Question

The figure shows a $U-$ tube of uniform cross-sectional area $A$ having a liquid of mass $M$ and density $\rho$. If the liquid in the column is slightly displaced, then it oscillates with a time period of :
[$g=$ acceleration due to gravity]

• A. $T=2\pi \sqrt{\frac{M}{g}}$
• B. $T=2\pi \sqrt{\frac{MA}{g\rho }}$
• C. $T=2\pi \sqrt{\frac{M}{A\rho g}}$
• D. $T=2\pi \sqrt{\frac{M}{2A\rho g}}$

Answer 1

The correct option is D $T=2\pi \sqrt{\frac{M}{2A\rho g}}$

If the level of liquid is depressed by $y$ in column $Q$, then the level of liquid in column $P$ will be $2y$ higher than the liquid level in column $Q$ as shown in the figure.

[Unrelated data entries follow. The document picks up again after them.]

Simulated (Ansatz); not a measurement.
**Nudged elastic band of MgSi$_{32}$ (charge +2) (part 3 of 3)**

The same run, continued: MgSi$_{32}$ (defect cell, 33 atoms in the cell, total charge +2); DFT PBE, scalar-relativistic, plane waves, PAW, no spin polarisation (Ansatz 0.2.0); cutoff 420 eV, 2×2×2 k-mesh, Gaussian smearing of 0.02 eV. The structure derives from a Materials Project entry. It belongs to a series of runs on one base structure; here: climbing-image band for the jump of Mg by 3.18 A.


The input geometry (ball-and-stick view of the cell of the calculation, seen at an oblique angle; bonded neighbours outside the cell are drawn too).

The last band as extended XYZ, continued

Let $m$ be the mass of increased height of liquid column in $P$.
The weight of extra liquid in the column $P$,
$W=mg=\rho Vg=A\left(2y\right)\rho g$
This will act as the restoring force on the entire liquid column.
i.e $F_r=-2Ay\rho g$
$\therefore$ Acceleration $\left(a\right)=\frac{-2Ay\rho g}{M}$
From $a=-{\omega }^{2}y$,
$\omega =\sqrt{\frac{2A\rho g}{M}}$
Thus, the liquid executes SHM.
Time period of oscillation of liquid
$T=\frac{2\pi }{\omega }=2\pi \sqrt{\frac{M}{2A\rho g}}$
Hence, option (d) is the correct answer.